Reading and language, those most human of cognitive functions, have long been the domain of cognitive science. But new technologies for high-dimensional recording directly from the human brain are making it possible to study the neural coding of language and other human-specific cognitive functions. Making sense of the complex activity tied to these processes requires new theoretical approaches—and insights from artificial intelligence.
As you read this article, your eyes make fast, saccadic movements across the page, taking in small groups of words in your fovea three times per second. Each saccade is a snapshot that must be integrated with all the previous words, building up a conceptual understanding of what is being conveyed. After reading this article, your brain will think about it in the context of experiences and thoughts previously stored in long-term memory. Thinking is generative. Thinking underlies planning future actions. Thinking is fleeting, constantly coming and going.
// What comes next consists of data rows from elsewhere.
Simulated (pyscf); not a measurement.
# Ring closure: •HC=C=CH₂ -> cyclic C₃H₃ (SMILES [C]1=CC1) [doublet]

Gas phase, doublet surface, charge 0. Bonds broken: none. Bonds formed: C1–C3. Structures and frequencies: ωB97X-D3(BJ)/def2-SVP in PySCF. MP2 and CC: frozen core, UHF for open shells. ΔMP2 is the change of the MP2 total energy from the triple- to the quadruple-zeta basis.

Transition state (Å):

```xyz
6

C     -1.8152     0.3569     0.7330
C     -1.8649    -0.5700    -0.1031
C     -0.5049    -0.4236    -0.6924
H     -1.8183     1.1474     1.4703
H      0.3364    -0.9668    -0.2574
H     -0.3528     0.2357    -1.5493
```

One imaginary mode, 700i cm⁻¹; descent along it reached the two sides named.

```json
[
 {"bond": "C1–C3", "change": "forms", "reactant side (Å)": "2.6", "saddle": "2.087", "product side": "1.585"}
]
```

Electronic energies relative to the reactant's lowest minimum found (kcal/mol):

The timescale for these cognitive functions is minutes to hours, much longer than well-studied sensorimotor actions that last seconds. Researchers have developed conceptual frameworks for interpreting neural activity for fast automatized actions, correlating firing rates of sensory and motor neurons with sensory perception and behavior. But this approach doesn’t work when analyzing neural population activity over much longer timescales that are not directly related to behavior. As a field, we know much less about the fundamental neural mechanisms that underlie thinking, planning and reasoning. We need a new conceptual framework for how globally distributed brain states are formed and maintained for hours.
Linking written words across many sentences or spoken words during a long lecture, for example, requires temporal context to relate a new word to previous words. How do brains encode temporal context over hours? Long-term working memory, which supports longer-term cognitive functions, likely plays a role. Long-term working memory receives and maintains sensory inputs, using them for cognitive processing over hours, intermediate between short-term and long-term memory.